Using webargs to parse more complex query arguments (string or comparison operators,...)

lafrech commented 8 years ago

I would like my API to offer basic query features, like not only get item by ID but also using operators on item attributes:

GET /resource/?name=chuck&surname__contains=orris&age__lt=69

Proof of concept

Here is what I've done so far. I did not modify webargs code. I'm only subclassing in my own application.

I've been searching around and didn't find a universally accepted norm specifying such a query language. In my implementation, I'm using the double underscore syntax and a subset of operators from MongoEngine.

Basically, I have two families of operators, some operating on numbers, others on string.

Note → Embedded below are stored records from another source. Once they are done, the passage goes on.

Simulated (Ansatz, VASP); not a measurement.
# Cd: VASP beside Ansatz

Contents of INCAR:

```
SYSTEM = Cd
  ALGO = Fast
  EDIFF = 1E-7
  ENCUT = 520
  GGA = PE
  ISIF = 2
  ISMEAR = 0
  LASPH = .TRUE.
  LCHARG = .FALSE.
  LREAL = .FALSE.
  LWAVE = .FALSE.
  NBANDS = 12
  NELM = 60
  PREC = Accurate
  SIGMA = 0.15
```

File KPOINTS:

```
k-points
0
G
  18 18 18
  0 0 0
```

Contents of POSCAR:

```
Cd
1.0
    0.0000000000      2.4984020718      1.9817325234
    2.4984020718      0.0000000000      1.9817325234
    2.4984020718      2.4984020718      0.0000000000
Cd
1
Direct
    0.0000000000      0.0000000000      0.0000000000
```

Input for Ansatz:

NUMBER_OPERATORS = ('ne', 'gt', 'gte', 'lt', 'lte')

STRING_OPERATORS = (
    'contains', 'icontains', 'startswith', 'istartswith',
    'endswith', 'iendswith', 'iexact'
)

QUERY_OPERATORS = {
    'number': NUMBER_OPERATORS,
    'string': STRING_OPERATORS,
}

Those lists could probably be extended. Operators meanings should be easy to grap. Examples:

age__lt=69 means I expect the API to return records with attribute age lower than 69
surname__contains=orris means attribute age contains string "orris"

To let webargs parse such parameters, I need to modify the Schema so that for chosen fields, the Marshmallow field is duplicated (deepcopied) into needed variants. For instance, the field age is duplicated into age__lt, age__gt,...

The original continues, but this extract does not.